Netflix Prize

Eoin Lawless

Eoin@maths.tcd.ie

I remember reading about the Netflix Prize three years ago when it was first announced. Netflix offered a $1 million prize to anyone who could improve their movie ratig system by 10% or more. They offered a dataset of over 100 million ratings by 500 thousand viewers of 17 thousand movies. The task is to build a profile of each users tastes and predict their ratings for a selection of movies. The accuracy of a prediction is calculated by netflix, and each contestant's score is posted on a leaderboard, as the root mean square error (RMSE) from the actual ratings.

Three years later and the contest is still ongoing. As I've been doing a lot of reading in statistics recently, and the best way to learn is by doing, I decided to enter. Solutions to the problem generally include a blend of these methods

In mid June I signed up for the contest and downloaded the datasets. Then on June 26 it was announced that one team, BellKor's Pragmatic Chaos, had reached the 10% barrier and after one further month to allow teams make their last submissions the competition would end! Possibly a good thing for me, as I've discovered that trying to improve your solution can be somewhat addictive.

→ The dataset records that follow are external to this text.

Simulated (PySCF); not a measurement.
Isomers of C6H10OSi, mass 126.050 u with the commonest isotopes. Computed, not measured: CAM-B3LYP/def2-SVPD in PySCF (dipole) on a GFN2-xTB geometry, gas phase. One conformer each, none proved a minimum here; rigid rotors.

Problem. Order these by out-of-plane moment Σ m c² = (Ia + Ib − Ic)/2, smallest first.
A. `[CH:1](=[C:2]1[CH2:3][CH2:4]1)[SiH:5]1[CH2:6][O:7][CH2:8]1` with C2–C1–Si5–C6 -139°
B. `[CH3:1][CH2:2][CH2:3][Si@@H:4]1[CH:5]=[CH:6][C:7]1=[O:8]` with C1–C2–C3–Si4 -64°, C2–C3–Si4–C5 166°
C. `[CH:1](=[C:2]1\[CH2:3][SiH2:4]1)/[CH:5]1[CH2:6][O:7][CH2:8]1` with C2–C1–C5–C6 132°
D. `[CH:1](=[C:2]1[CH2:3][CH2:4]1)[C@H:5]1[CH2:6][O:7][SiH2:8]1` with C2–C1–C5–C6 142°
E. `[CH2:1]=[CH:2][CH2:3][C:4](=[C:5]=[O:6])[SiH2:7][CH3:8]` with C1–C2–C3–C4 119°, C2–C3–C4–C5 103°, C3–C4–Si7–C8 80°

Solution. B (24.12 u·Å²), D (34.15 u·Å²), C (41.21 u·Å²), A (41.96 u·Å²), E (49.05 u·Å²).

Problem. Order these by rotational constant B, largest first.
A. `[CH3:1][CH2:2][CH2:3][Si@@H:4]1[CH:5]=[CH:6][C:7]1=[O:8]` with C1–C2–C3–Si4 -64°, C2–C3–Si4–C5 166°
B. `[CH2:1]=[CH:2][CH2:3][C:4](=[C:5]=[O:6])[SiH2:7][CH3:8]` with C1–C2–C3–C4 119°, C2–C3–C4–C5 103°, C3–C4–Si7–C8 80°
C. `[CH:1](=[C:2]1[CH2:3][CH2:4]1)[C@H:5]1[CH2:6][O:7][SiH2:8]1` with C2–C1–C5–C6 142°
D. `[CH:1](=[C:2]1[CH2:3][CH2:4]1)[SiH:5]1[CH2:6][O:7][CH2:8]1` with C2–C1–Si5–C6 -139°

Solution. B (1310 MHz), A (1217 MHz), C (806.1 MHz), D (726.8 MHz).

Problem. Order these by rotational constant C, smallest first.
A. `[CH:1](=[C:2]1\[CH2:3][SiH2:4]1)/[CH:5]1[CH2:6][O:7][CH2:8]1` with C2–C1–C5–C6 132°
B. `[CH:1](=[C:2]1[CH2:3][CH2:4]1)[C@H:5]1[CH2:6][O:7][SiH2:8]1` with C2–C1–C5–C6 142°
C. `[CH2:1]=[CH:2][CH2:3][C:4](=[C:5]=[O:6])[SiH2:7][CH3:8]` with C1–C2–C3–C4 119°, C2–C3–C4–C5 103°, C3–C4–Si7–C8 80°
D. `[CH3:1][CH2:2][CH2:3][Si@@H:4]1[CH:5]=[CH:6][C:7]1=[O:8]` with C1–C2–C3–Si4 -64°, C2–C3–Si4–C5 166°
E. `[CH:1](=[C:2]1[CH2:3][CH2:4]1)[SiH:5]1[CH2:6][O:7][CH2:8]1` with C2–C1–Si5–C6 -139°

After two weeks I am at position 678 of about 5000 teams with a RMSE of 0.9076. My solution is based on SVD ala Simon Funk. I added two twists to SVD to improve upon its initial RMSE of 0.91453. The first adds date information and the second uses ranks rather than raw scores.

In the simplest form of Simon Funk SVD each user and movie has a number of features, k. The predicted score p for user u and movie m is

p[u][m] = sum over k of  movie_feature[k][m] * user_feature[k][u]
The movie and user features are first initialised to
sqrt( global average / number of features)
This gives a RMSE of about 1.04. The features are then trained using gradient descent over the list of known ratings r, one feature at a time.
error = r[u][m] - p[u][m]
movie_feature[k][m] = movie_feature[k][m] + learning_rate * error * user_feature[k][u]
user_feature[k][u] = user_feature[k][u] + learning_rate * error * movie_feature[k][m]
This training step is done aprroximately 100 times over the entire set of known ratings, and repeated for each of the features. The first feature tends to be high in blockbuster style movies, while later features tend to pick out other aspects such as romance, black and white classics, commedies. (This is a very simplified description). My quick and easy way of adding date information is to add two further sets of features, a pairing of movie and date of rating, and a pairing of user and date of rating. The hope is that the first captures seasonal effects such as Christmas and Halloween, while the second captures a users changing tastes over time. Date information has been added to SVD before, but not I believe, in as simple a manner. The dates of the ratings are binned, so that ratings made in the first month in the dataset are in bin one, ratings made in the second month are in bin two etc. The prediction now has two extra terms:
p[u][m] = sum over k of  movie_feature[k][m] * user_feature[k][u]
+ sum over k of  moviedate_feature[k][m] * datemovie_feature[k][d]
+ sum over k of  userdate_feature[k][m] * dateuser_feature[k][d]
(Though I found that I needed only about 10 features for the date aspects, rather than about 200 for the movie/user features). The learning rule for the new features is very similar, ie for the moviedate feature:
error = r[u][m] - p[u][m][d]
moviedate_feature[k][m] = moviedate_feature[k][m] + learning_rate * error * datemovie_feature[k][d]
datemovie_feature[k][d] = datemovie_feature[k][d] + learning_rate * error * moviedate_feature[k][m]
Finally, to prevent overtraining I used a regularisation term, as described in Simon Funk's blog. My second idea was an attempt to tackle the different ways people rate movies. Imagine two people with identical tastes in movies. One might give all movies a rating between 2 and 5. The other gives exactly one less to each movie. Their preferences are the same, but their calibration on the allowed range of 1 to 5 is different. My idea was that rather than training on the raw score, the features are trained using ranks. This way the impact of different scoring patterns is reduced a little. If a user has rated n movies, and given c[i] of them a rating of i, then for example, the normalised rank score of a movie given a real score of 1 is
5 * (c[1] + 1) /( 2 *n )
for a movie given a rating of i it is
5* (( c[i] + 1) /2 + sum c[j for j
The factor of five, is merely present so the the ratings are roughly in the range 1 to 5.
The term (c[i] + 1)/2 selects the middle rank if a number of movies have been given the same rating.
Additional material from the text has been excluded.